Understanding the behavior of model selection tools is easiest when the model selection techniques are viewed as search techniques. The search space consists of possible subsets of predictor variables. An evaluation criterion assigns each subset a numerical value, and the goal of the search is to find the subset with the highest numerical value. The only difference between techniques involves the choice of a starting subset and the specification of neighboring subsets in the search space.
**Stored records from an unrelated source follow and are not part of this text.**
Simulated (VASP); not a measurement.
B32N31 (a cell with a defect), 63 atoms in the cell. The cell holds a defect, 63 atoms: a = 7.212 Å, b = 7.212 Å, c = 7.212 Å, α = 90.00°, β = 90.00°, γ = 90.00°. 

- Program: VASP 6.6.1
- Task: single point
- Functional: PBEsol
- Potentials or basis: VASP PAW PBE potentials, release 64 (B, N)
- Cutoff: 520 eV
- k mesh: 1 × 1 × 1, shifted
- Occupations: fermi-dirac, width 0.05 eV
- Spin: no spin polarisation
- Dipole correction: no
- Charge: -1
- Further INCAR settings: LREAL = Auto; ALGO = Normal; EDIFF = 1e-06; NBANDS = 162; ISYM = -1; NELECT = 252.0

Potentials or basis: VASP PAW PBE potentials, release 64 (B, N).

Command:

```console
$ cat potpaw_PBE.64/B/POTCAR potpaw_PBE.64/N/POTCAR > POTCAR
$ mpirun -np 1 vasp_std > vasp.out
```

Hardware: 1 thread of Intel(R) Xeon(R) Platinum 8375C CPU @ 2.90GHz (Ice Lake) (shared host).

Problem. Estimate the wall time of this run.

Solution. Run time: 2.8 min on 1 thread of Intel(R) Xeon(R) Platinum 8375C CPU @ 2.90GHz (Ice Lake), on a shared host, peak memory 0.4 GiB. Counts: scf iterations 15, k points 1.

As an example, Figure 3 illustrates one model selection technique, forward selection, using a connected graph. In this particular example, there are six possible predictor variables: { X1, ... , X6 }. Nodes in the graph indicate predictor variable subsets; each node is labeled with the subset, a bit representation of the subset, and the subset’s evaluation criterion. The current node in the search is shaded, while its neighboring nodes are not shaded. Graph edges indicate which subsets are considered neighbors in the search; edges are labeled with the action that changes the current subset into its neighbor. Search continues along the path in the graph that leads to the greatest evaluation criterion, and stops when the evaluation criterion can no longer improve. In the graph in Figure 3, forward selection adds the predictor variable X5 because the resulting predictor variable subset has the highest evaluation criterion with a value of 6.04. Then forward selection makes this subset the current one and continues by evaluating the new subset’s neighbors. The new neighbors are not shown in the figure.